When can I move my baby from a rear-facing car seat?

Australian Law mandates that children under 6 months must use an approved, properly fastened and adjusted rear-facing child restraint. From then, children 6 months to 4 years must use either a rear-facing or a forward-facing child restraint with an inbuilt harness.

Many parents are keen to make the change as soon as possible, particularly if their baby gets unsettled in a rear-facing seat. But, should we be in a hurry to move them? Here we look at why rear-facing seats are the safetst option, and why you might consider extended rear-facing after 6 months.

Why are rear-facing seats safer?

Neuroscience Research Australia and Kidsafe recommend rear-facing restraints for children up to four years of age. Multiple studies and research show that rear-facing seats are safer than forward-facing seats. A 2007 study reported that 1-2 years olds are actually five times safer in rear-facing seats. This is because their head and neck are fully supported and cradled in the car seat in the event of a crash. Infants have relatively large heads and weak necks, which puts them at high risk of serious injury if the head and neck aren’t fully supported.

Rear-facing is actually the safest way for everyone to travel, not just babies, so consider your own seat choice when using buses and trains.

What are the laws regarding rear-facing seats in other countries?

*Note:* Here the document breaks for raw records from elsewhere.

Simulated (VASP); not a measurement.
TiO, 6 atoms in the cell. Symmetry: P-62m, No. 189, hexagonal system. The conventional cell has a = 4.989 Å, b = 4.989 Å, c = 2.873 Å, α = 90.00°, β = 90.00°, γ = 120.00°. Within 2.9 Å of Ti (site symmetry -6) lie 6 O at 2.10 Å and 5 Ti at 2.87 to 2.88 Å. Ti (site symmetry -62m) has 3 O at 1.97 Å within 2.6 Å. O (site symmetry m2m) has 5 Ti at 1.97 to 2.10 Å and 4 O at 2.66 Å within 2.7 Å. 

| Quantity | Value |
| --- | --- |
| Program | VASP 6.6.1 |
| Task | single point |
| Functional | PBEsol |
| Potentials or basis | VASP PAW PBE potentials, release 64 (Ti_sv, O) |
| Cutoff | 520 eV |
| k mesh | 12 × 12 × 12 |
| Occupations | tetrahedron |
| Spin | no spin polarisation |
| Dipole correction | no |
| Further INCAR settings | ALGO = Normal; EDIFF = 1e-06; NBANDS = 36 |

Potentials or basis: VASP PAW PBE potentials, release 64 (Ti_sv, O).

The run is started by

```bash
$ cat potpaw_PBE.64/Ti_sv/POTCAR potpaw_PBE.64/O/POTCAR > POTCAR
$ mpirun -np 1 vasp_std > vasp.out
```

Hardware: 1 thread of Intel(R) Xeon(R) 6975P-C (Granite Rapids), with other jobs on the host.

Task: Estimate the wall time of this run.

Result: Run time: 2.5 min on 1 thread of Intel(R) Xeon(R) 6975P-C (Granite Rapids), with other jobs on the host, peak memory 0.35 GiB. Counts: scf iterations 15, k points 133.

Australia is behind other parts of the world when it comes to car seat safety. In many states in the US and countries in Europe, children must stay rear-facing until they are 2 years old.  In Sweden it’s not uncommon for kids to stay rear-facing until they are 4.

What if my child doesn’t like rear-facing and where do they put their legs?

Some babies just don’t like their car seat. Usually this is because they’re unable to freely move, and they don’t have the same physical comfort they’re used to from you. Read our strategies to solve car seat crying.

Because kids’ joints aren’t fully formed they can actually sit comfortably with their legs crossed or in a ‘frog leg’ position when rear-facing. You may even notice that a forward-facing child doesn’t like their legs dangling and needs leg support, much in the way we find it hard sitting on a tall bar stool without a cross-bar to rest our feet on.

How do I know when I should move my baby to a forward-facing restraint?

While you’re legally able to turn your baby’s restraint to forward-facing at 6 months of age, it’s important to remember that age is just a guide. The height of your baby is a better indicator of when they’re ready to change to the next restraint from a safety perspective.

Once your child is too tall for their rear-facing capsule they can be moved to an approved rear-facing or forward facing restraint. Only move your child out of their seat if they have exceeded the upper height markers on their current restraint, and can no longer sit comfortably in it.

You need to make the decision about extended rear facing based on what is right for your individual circumstances, but it’s important to educate yourself so that you make the safest decision.

What are the car seat options for my baby?

  • Baby capsule – 0 to 6 months (or slightly older if they still fit) and rear-facing
  • Forward facing restraint – 6 months to 4 years
  • Convertible car seat: 0 to 4 years – Some models allow rear-facing for up to 12 months, and others up to 2.5 years before converting to forward-facing
  • Convertible car seat: 6 months to 8 years – Forward-facing car seats that can be converted to a booster seat after 4 years.
  • Convertible car seat: 0 to 8 years – Allows your child to face rearward for 12 months, and then converts to forward facing. Some models convert to a booster seat after 4 years.

Check the Child Car Seats website for car seat models that are considered safe. For peace of mind, have your car seat installed by an authorised fitter.